With a little luck, and a great deal of thanks to an online translator, that should mean Wales welcomes private landlords.
Whether you believe this I suspect will depend upon your attitude and exposure to the Private Rented Sector (PRS) in Wales. Either way, the National Assembly of Wales definitely welcomed the National Landlords Association (NLA) and its members to debate the PRS on the 24th of February, ahead of the election in May.
Our thanks must go to Conservative shadow housing minister Mark Isherwood AM for arranging for the NLA to take over two of the Assembly’s committee rooms for the evening, and also for representing the opposition in an enlightening hustings event.
In addition to Mr Isherwood we were fortunate to be joined by Mike Hedges AM of Welsh Labour, Peter Black AM, the Liberal Democrat spokesman for housing in the Welsh Assembly, James Radcliffe the Plaid Cymru candidate for Bridgend and Anthony Slaughter, the deputy leader of the Welsh Green Party.

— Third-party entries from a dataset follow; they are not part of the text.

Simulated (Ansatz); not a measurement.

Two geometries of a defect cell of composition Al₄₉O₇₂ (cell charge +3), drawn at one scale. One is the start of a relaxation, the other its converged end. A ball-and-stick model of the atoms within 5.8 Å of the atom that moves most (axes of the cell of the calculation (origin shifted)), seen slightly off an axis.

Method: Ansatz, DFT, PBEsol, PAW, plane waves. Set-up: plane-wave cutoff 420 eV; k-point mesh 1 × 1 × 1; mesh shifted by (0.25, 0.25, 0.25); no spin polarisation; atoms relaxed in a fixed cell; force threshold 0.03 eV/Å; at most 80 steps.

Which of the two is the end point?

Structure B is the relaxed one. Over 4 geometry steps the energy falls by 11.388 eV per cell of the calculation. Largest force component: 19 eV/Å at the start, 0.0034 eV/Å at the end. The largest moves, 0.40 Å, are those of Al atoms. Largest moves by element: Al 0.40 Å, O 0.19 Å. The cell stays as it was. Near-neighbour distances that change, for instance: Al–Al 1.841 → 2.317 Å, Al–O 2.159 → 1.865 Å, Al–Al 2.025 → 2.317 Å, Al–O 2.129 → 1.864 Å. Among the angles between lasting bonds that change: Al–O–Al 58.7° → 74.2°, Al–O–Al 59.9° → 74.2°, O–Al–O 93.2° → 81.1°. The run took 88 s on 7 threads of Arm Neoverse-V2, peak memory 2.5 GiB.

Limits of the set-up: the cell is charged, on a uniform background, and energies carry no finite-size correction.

Each party representative gave a comprehensive introduction to their party’s policies affecting the private rented sector in Wales, followed by a lively Q&A session with the landlords in attendance. Unsurprisingly, this led to some disagreement and the politicians undoubtedly left with a much greater awareness of the concerns of the landlord community.
Throughout a varied and at times very detailed hustings session, chaired by the NLA’s own Richard Lambert, the main topics of discussion ranged from the impact of the Welsh Government’s reforms to the impending introduction of HMO planning restrictions and even found consensus on the matter of leasehold reform.
Responding to questions from the floor, all of the invited panelists agreed that a priority for the next Assembly must be leasehold reform to ensure that landlords and residents receive fairer, better value and more transparent treatment by block managers. As leasehold properties become more prevalent in Welsh towns and cities, it seems that the next few years could witness a Wales-specific process of long-lease reform.
However, there was no such agreement when the questioning turned to permitted development rights for small HMOs, with the parties disagreeing on the most appropriate definition for a ‘small’ unit of shared housing. Mr Hedges, on behalf of the Welsh Government which has recently announced that landlords will need to seek permission to convert ‘family’ housing to the new C4 use class, sought to defend the changes. Mr Isherwood proposed the use of planning restrictions to deal with identified ‘hotspots’ in a similar fashion to the way the policy applies in England, but not nationwide. On the other hand, both James Radcliffe and Anthony Slaughter agreed that planning changes may be justified but that the threshold of three individuals across two or more households was too low and advocated allowing larger households to remain below the cut-off.
Throughout all of the debate, the impact of the ongoing PRS reforms introduced by the current government steered questions back to the belief of many landlords in attendance that, despite the burdens imposed, there would be little benefit for those working and living in the PRS, especially given the reluctance of enforcement bodies to use the powers available to them to crack down on the poor behaviour of bad landlords and tenants alike.
NLA representative for Wales, Lee Cecil, took the opportunity to call on all parties to back proposals for a PRS-specific advisory panel to help steer future policy decisions – a suggestion that was largely welcomed by the panel and will be followed up after the election is out of the way.
Bringing the meeting to a close the panel was asked to elaborate on any plans their respective parties may have for using existing and planned tax raising powers in respect of landlords in Wales. In response, no party currently has any plans to raise or low landlord taxes – although both Plaid and the Greens have long-standing plans to reduce the rate of VAT on refurbishment to 5 per cent if given the opportunity.
That being said, no party definitively rules out changes to taxation or took the opportunity to announce plans to undue the harm wrought by the Chancellor in Westminster.